Finally, buffalo horns are long lasting chews which can help reduce anxiety for your dog. Chewing releases endorphins, which in turn helps your dog to feel happy, so having something to chew on in certain situations may help your dog cope. This is perfect for stressful situations such as when there are visitors in the house, fireworks going on outside or when a house-sitter is looking after your dog while you are away.

Are Buffalo Horns Safe for Dogs?

Like all treats, buffalo horns can come with some risks. They are very hard and therefore there is a risk of breaking teeth if your dog chews on it too intensely. Broken teeth are a problem because in the centre of the tooth is the pulp and full of nerves. Therefore, broken teeth can be very painful.

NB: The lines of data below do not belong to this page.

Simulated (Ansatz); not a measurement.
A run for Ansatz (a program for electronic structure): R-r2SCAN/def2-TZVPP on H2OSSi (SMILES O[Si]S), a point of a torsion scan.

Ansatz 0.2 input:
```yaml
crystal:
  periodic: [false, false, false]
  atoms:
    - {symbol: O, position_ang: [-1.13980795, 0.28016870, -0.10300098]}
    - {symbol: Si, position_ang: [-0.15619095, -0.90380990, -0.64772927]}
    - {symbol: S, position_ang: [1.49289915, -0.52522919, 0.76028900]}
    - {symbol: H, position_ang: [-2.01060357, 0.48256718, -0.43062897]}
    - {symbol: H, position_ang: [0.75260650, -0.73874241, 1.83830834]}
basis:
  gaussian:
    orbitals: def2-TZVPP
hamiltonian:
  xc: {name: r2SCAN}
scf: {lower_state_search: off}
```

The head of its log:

Another potential risk is if the horn splinters or if pieces break off (which can happen). If this happens there’s a risk of cutting your dog’s mouth and, if pieces are swallowed, they can cause blockages and trauma to the guts.

These issues can be mitigated through ensuring your dog is supervised when they are chewing a buffalo horn. If any sharp pieces, or pieces small enough to be swallowed, break off, they should be thrown away immediately.

Also, if you buy a horn which is fairly thick, pieces are less likely to break off and splinter. In addition to this, large dogs, or dogs with particularly powerful jaws, may cause the horn to splinter and crack more easily than smaller dogs. So, it may be a good idea to seek alternatives for these types of dogs, such as deer antlers or chew toys, such as Kong® toys.

Buffalo horns can also be purchased with or without the point. The point isn’t often sharp, but depending on the size of the horn, it may curl around and be close to your dog’s eye when he’s chewing. You can buy the horn without the point for ease of mind, or alternatively, choose a horn with less of a curl. A buffalo horn without the point, will still benefit your dog’s teeth as he chews.

Are Buffalo Horns Unpleasant to Have in the House?

Buffalo horns generally aren’t greasy or slimy, but they can be a little smelly. They give off a stronger smell when being chewed, and people with sensitive noses may not tolerate it well. It isn’t so much that it is a strong or pungent smell, but it is more of an unusual, earthy, animal-like smell, and so to those people who do not spend a long time out in the countryside, it may stand out.

Can I Give My Puppy Buffalo Horn?

It’s a good idea to avoid giving your puppy buffalo horns while they still have their deciduous teeth. Puppy teeth are more fragile than adult teeth, and therefore at a higher risk of breaking when chewing on hard things. Your puppy is certainly going to want to chew on objects when he is teething, but alternatives to buffalo horns should be considered, which are listed further down.

How long do buffalo horns last?

Buffalo horns are long-lasting treats, which can last weeks and potentially months. It entirely depends on the enthusiasm of your dog! It is helpful to be able to rely on a buffalo horn lasting your dog more than a few minutes, if you need him to be distracted for a while. In comparison to similar treats, they will last longer than rawhide chews, but not as long as antlers. The great thing about them lasting so long, is that over time they are very affordable.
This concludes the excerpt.